Vienna, November 6 – Having tried and failed to shift responsibility for addressing the “company town” problem onto regional governments, few of which have the resources needed, Moscow officials have come up with a new idea: calling on Russian businesses to solve the problems of these depressed areas by sending workers from these places abroad for retraining.
Stanislav Naumov, deputy minister of industry and trade, told members of the Russian Union of Industrialists and Entrepreneurs (RUIE) that “business must invest in human capital. Where the government has no money, business must share its incomes, for example, by sending cadres abroad” for retraining (www.nr2.ru/ekb/256028.html).

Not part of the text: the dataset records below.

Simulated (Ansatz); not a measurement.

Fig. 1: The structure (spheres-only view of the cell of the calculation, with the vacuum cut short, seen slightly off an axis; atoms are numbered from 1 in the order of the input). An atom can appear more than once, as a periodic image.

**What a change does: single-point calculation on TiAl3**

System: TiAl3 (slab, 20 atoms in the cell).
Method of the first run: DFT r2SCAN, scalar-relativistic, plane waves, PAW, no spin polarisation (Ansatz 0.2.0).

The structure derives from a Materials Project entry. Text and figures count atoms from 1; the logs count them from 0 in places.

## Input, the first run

Urging Russian businessmen to approach this issue with “the maximum degree of calmness,” the deputy minister added that “now is being sharply felt not the problem of unemployment but a deficit of qualified cadres for new investment projects,” a suggestion to which many in these company towns would find it difficult if not impossible to agree.
Naumov’s comments came at a roundtable entitled “The Company Town: From the Tactics of Survival to a Strategy of Development,” a meeting that simultaneously underscored just how serious this problem is and is recognized as being as well as how little agreement there is among those involved on what should be done to address it.
Speakers at the meeting made it clear that there is as yet no agreement on what a company town in fact is or on how best to deal with their problems. Grigory Marchenko, a specialist at the ratings agency Ekspert RA, for example, pointed out that Russian law does not define which communities fall into this category.
Marchenko is technically correct, but various Russian government agencies have compiled lists. And those lists underscore just how serious the company town problem is. The regional affairs ministry, for example, says that there are 17 “crisis” company towns, another 60 which are likely to face serious problems soon, and 250-280 which must be monitored.
Together, these company towns – or “monogorods” in Russian – were responsible for 40 percent of Russia’s GDP before the crisis which hit them harder than any other places, and even now are home to 25 million Russians – or more than one in six of the country’s total population (www.utro.ru/articles/2009/11/06/850473.shtml).
The ratings expert stresssed that there is little or no agreement on how to address the problems of depressed areas. Local officials have one view, regional and central ones quite another, businesses a third, and the workers who are either unemployed, underemployed or suffering from not having been paid for weeks or months are yet a fourth.
Disagreements about what to do were very much in evidence at this week’s roundtable. Vladimir Rudashevsky, deputy head of the RUIE’s commission on industrial policy and the regulation of natural monopolies, complained that once again, Moscow is looking at Russian business as a source of funds instead of viewing it as a source of ideas.
And when Andrey Neshchadin, the director of the regional development ministry’s monitoring service, suggested that businesses in company towns should seek funds from the Development Bank, Rudashevsky responded that that would condemn them “to a long wait if not to dying out.”
Many of the problems of Russia’s company towns reflect outmoded technologies – participants pointed to an aging equipment stock – and a workforce without modern skills. But Naumov’s suggestion that firms send such workers abroad for training in order to be in a position to attract outside investment is certain to offend everyone involved.
Indeed, given its air of unreality – these firms seldom have the funds to keep these factories working let alone spend money on foreign training – Naumov’s remarks almost certainly will generate a new wave of anger in these depressed areas, exactly the reverse of what he and Moscow would like to see.